“The kitchen is the new living room,” said Chef Marcus Samuelsson Thursday night at C-House, his Chicago home base. “It’s a space that’s opened up.”
While talking briefly about the ethnic and social influences that inspire his food, Samuelsson was on duty as a spokesperson for Blue Star, unveiling his new line of free standing range ovens.
I’m certainly not in the market for a fancy-shmancy oven (even if I can custom design it online, which is cool), but I’m impressed with the effort Samuelssen is making to bring restaurant quality gear home. It seems that for him, it’s a social statement as much as a money maker. That’s why his kitchen-as-living-room comment caught my ear.
There was a time when food was prepared in basements or behind closed doors, he explained, so that it was perfect when it magically appeared on your plate. Now, people are drawn to kitchens they can see in restaurants and homes alike, curious to know how their food is prepared.
Although I agree that this is a trend in restaurants and think people’s interest in how food is prepared has benefited from popular cooking shows like Top Chef Masters, on which Samuelsson is a contestant, I don’t think the kitchen is the “new” living room per se. Rather, the kitchen has always been the living room.
Anyone who’s hosted a party knows that. No matter how big or small, people congregate in the kitchen. I’m always amused to see how many of my friends manage to cram themselves into my tiny galley when there’s tons of space elsewhere. That’s because the food is in the kitchen and the real conversation happens there too — it’s the epicenter of the festivities.

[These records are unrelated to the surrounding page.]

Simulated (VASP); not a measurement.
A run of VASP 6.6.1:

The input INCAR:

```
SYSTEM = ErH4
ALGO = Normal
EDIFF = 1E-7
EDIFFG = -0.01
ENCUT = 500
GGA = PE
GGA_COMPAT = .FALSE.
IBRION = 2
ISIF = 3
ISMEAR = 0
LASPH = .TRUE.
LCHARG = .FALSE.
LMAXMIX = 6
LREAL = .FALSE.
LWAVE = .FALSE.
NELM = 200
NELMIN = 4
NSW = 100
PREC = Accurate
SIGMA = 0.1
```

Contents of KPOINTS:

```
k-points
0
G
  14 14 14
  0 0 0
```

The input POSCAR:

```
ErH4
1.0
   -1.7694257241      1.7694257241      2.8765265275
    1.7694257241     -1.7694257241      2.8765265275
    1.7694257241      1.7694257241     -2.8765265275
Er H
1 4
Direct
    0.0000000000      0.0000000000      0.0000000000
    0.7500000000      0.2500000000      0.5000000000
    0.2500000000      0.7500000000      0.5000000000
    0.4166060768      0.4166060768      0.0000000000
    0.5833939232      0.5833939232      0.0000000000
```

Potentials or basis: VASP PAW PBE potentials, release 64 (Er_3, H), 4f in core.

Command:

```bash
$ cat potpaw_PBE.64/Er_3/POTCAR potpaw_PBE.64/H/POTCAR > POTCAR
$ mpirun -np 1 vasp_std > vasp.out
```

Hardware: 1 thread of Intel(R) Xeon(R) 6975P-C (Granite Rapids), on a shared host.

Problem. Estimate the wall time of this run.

I think it’s fair to say that Samuelsson and I agree on the key point though. Food is ultimately social, and it can and should reflect the diversity of its consumers in its flavor and preparation. This idea is reflected is Samuelsson’s thoughts on American food trends and in his cookbook, New American Table. He said the American palate is trending toward ethnic foods — particularly Latin and Asian varieties because they are the least expensive and most readily available. His cookbook capitalizes on the diversity of ethnic food and is a collection of influences built on a foundation of classic French cooking. I’m looking forward to going through it in more detail.
This was a press event, and we were given starters, drinks, and cookbooks free-of-charge.